The North Korean army's announcement that it is examining operational plans for attacking Guam after rising tensions with President Trump has brought more global attention to the tiny U.S. territory in the Pacific than it has had in decades.
Here is a rundown on the island and it strategic importance.
The strip of land in the western Pacific Ocean is roughly the size of Chicago, and just 4 miles wide at its narrowest point.
It is about 2,200 miles southeast of North Korea, much closer than it is to any of the United States. Hawaii is about 4,000 miles to the west.
Its proximity to China, Japan, the Philippines and the Korean Peninsula has long made the island an essential possession of the U.S. military.
Guam was claimed by Spain in 1565 and became a U.S. territory in 1898 during the Spanish-American War. Japan seized it for about 2 1/2 years during World War II.
In 1950, an act of Congress made it an unincorporated organized territory of the United States. It has limited self-government, with a popularly elected governor, small legislature, and non-voting delegate in the U.S. House of Representatives. Residents do not pay U.S. income taxes or vote in the general election for U.S. president. Its natives are U.S. citizens by birth.
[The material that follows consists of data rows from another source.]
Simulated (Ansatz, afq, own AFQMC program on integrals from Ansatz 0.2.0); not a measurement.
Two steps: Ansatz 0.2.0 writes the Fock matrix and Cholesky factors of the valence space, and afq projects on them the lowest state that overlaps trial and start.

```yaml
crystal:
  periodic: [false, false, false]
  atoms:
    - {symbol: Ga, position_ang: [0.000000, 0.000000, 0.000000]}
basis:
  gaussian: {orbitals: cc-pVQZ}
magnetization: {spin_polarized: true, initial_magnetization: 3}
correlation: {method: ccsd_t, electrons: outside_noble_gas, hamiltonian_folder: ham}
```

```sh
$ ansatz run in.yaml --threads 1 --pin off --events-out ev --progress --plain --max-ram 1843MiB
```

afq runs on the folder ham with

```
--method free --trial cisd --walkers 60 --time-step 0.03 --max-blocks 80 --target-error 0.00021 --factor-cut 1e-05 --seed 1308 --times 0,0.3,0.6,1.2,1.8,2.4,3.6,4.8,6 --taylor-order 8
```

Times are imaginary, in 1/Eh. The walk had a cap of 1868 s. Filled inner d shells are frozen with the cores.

The U.S. keeps a Naval base and Coast Guard station in the south, and an Air Force base in the north that saw heavy use during the Vietnam War. While already taking up 30 percent of the island, the American military has been seeking to increase its presence by relocating to Guam thousands of Marines who are currently based in Okinawa, Japan.
Protecting the island is the U.S. Army's Terminal High Altitude Area Defense, or THAAD, which is used to shoot down ballistic missiles. Last month, the U.S. twice flew a pair of supersonic bombers that took off from Guam over the Korean Peninsula in a show of force after two North Korean tests of intercontinental ballistic missiles.
While there has been some resistance and displeasure from the people of Guam over the U.S. military's presence, it is also essential to the island's economy, second only to tourism in importance.
People and government
The island was first populated about 4,000 years ago by the ancestors of the Chamorros, still the island's largest ethnic group. Now, about 160,000 people live on Guam.
Its capital city is Hagatna and its largest city is Dededo.
Its chief languages are English and Chamorro.
It has seen various popular movements pushing for greater self-government or even U.S. statehood, most notably a significant but failed effort in the 1980s to make it a commonwealth on par with Puerto Rico.